A plump, naughty looking winged baby with a bow and arrow: sounds like the illustration on a Valentine's Day card, right? Wrong: it's a two-thousand-year-old statue on show in New York.

A new exhibit at the Metropolitan Museum of Art, ‘Changing Image of Eros, Ancient Greek God of Love, from Antiquity to Renaissance,’ demonstrates that love as we know it doesn't just last forever - it's been around forever too.

The centerpiece of the exhibit, which opened last week and runs through 23 June, is a remarkable, life size bronze sculpture of Eros shown as a sleeping baby. His chubby legs are draped over a stone. One of his wings lies flat, the details of every feather visible, and the other is tucked up underneath.

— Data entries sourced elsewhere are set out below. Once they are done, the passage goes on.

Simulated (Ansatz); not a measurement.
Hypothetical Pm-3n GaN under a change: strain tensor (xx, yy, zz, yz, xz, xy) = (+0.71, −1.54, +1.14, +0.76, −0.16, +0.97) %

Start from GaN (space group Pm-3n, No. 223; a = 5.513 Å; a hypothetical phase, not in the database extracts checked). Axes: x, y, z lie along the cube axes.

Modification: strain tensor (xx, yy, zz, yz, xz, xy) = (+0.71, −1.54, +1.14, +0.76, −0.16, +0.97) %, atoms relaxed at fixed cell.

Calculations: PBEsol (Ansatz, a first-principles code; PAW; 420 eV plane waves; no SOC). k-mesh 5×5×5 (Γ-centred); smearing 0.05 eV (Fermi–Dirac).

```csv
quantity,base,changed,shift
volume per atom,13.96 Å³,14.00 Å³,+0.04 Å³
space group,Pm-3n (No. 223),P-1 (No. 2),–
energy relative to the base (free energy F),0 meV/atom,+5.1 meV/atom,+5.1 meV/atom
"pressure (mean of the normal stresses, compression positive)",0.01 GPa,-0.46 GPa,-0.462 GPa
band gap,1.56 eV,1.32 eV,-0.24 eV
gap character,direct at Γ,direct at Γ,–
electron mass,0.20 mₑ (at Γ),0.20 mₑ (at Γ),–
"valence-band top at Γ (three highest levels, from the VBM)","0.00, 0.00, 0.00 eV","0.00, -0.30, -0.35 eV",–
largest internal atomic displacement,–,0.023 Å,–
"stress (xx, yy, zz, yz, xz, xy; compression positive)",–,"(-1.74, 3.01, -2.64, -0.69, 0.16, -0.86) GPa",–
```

Unusually for Greek art, the god's eyes are shut. And in a touching nuance, the baby's mouth rests open, while his left hand lies limp, having dropped his famous bow. ‘He's in the midst of his labors and he's taking a nap,’ curator Sean Hemingway said.

Those labors, according to the Greek myth, were very much as doodling, love-sick teens might imagine them on Tuesday: Eros firing arrows of love.

Less well known is that the Greek Eros had two arrows -- ‘either tipped with gold or tipped with lead,’ Hemingway said.

‘The golden ones gave burning desire and the lead ones,’ he added with a chuckle, ‘repelled people from burning desire.’

The image of Eros captured in the statue, which is dated to the 3rd-2nd centuries BC and comes from the island of Rhodes, spawned a remarkable dynasty of lookalikes, right from Roman art's Cupid to the winged cherubs of Renaissance paintings, and into our popular culture on Tuesday.

But Eros wasn't always so cuddly. Until the period when winged babies came out with their darts of passion, the god was depicted in Archaic Greek poetry as a ‘powerful, often cruel, and capricious being,’ the exhibit explains.

The baby version meant love was ‘brought down to earth and disarmed.’

‘The idea of love is a universal concept,’ said Hemingway, an archaeologist and the grandson of the novelist Ernest Hemingway.